Extract of the notice of demand for interest under sub-section (1) of Section 50 of the Central Goods and Services Tax Act, 2017 is re-produced here-in-below:

“During analysis of the returns filed by you for the period 2017-18 to 2019-20, it has been found that you have filed Form GSTR-3B returns belatedly without discharging the applicable interest payable on the delayed payment of tax under the sub-section (1) of the Section 50 of the Central Goods and Service Tax Act, 2017 (CGST Act, 2017). 

Further, interest payable on such delayed payment of tax may be recovered under the provisions of Section 79 of the CGST Act, 2017 read with Section 75(12) of the CGST Act, 2017, which provides for various methods by which the proper officer shall proceed to recover the said amount due to the Government. 

In this regard, you are requested to pay all interest due for delayed payment of tax for the above mentioned period, under intimation to this office within 07 days, failing which appropriate action as per relevant Acts/Rules will be initiated.”

In today’s era, with the ease in communication, the Proper Officers are mass circulating the aforementioned demand notice to all the alleged non-compliant taxpayers.

Interest has always been considered as the time cost of money which stands payable on account of delay in payment of tax for whatever reason, like delayed filing of return, non-payment of tax, excess claim of input tax credit, dispute in taxability and such others. The Hon’ble Supreme Court in the case of COMMISSIONER OF INCOME TAX, MUMBAI VS ANJUM M. H. GHASWALA & ORS (252 ITR 1) had held interest to be compensatory and hence mandatory.

Section 50 of the Central Goods and Services Tax Act, 2017 (‘the Act’) imposes interest on tax liability not discharged within the due dates prescribed in the law. As is the trend in GST, there has already been a history to the interest levy on either ‘net tax liability after input tax credit adjustment’ or on ‘gross tax liability’.

To add salt to injury, the Act has provisions like Section 75 (12), Section 73 (11) and 79 which further cast gloomy shadows to the GST regime.

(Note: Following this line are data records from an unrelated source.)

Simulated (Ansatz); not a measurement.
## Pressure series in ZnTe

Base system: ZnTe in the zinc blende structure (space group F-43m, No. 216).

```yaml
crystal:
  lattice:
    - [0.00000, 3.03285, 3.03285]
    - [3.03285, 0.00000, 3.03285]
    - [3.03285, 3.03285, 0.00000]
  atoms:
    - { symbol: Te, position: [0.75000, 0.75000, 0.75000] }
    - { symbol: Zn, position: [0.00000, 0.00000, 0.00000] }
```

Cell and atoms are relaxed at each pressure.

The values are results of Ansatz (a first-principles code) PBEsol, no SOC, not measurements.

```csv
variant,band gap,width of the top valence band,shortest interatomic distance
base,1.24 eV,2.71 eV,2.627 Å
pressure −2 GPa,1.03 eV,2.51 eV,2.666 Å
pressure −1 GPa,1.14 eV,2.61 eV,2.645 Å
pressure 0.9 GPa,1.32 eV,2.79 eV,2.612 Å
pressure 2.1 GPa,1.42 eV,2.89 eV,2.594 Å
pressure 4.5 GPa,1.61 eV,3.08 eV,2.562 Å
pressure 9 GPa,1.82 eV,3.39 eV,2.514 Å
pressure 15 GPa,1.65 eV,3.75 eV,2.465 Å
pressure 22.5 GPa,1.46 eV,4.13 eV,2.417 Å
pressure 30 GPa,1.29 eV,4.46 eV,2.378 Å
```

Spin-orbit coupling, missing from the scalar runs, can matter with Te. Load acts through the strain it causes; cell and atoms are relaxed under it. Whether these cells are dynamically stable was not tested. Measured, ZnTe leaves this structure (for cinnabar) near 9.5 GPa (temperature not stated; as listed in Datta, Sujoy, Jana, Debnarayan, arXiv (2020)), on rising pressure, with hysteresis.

At this juncture, what does a genuine confused taxpayer do? Conduct business regardless, litigate and wait for the government to figure it out all?

Part I – Levy of Interest

The resolution to the question of levy of interest has however been satisfactorily clarified by the Hon’ble Madras High Court in the case of Refex Industries (supra) wherein they have looked into the concept of interest and analysed that the word ‘delayed’ connotes a situation of deprival, where the State has been deprived of the funds representing tax component till such time the Return is filed accompanied by the remittance of tax. The availability of input tax credit is contrary to this, as it connotes the enrichment of the State, to the extent of credit accumulated. The credit being available with the Department is, thus, neither belated nor delayed. Thus, Section 50 which is specifically intended to apply to a state of deprival cannot apply in a situation where the State is possessed of sufficient funds to the credit of the assessee.

As per the Hon’ble Court, the proper application of Section 50 is one where interest is levied on a belated cash payment but not on credit available and utilised. It has been further added that the proposed amendment in Finance Act 2019 should be considered retrospectively as it is clarificatory in nature.

Part II – Recovery of Interest

Once it is satisfactorily agreed that interest should be computed and paid on net tax liability retrospectively (despite contrary stand that may still be taken by the jurisdictional authorities), what remains to be seen is the proceedings being initiated by the Proper Officer.

In the demand notices being issued today, the Proper Officers do not ask the taxpayer to show cause as to why recovery should not be made, rather the officers tend to directly take actions in gross violation of the principles of natural justice. The proper officer is seen quoting Section 79 to authorise its actions of recovery of interest in case of delay in payment of tax.

At this juncture, it becomes imperative to refer to Section 79 read with Section 75(12) of the Act to interpret the Proper officer’s stand in terrorizing the taxpayers with actions that may be taken without affording proper opportunities to the taxpayer.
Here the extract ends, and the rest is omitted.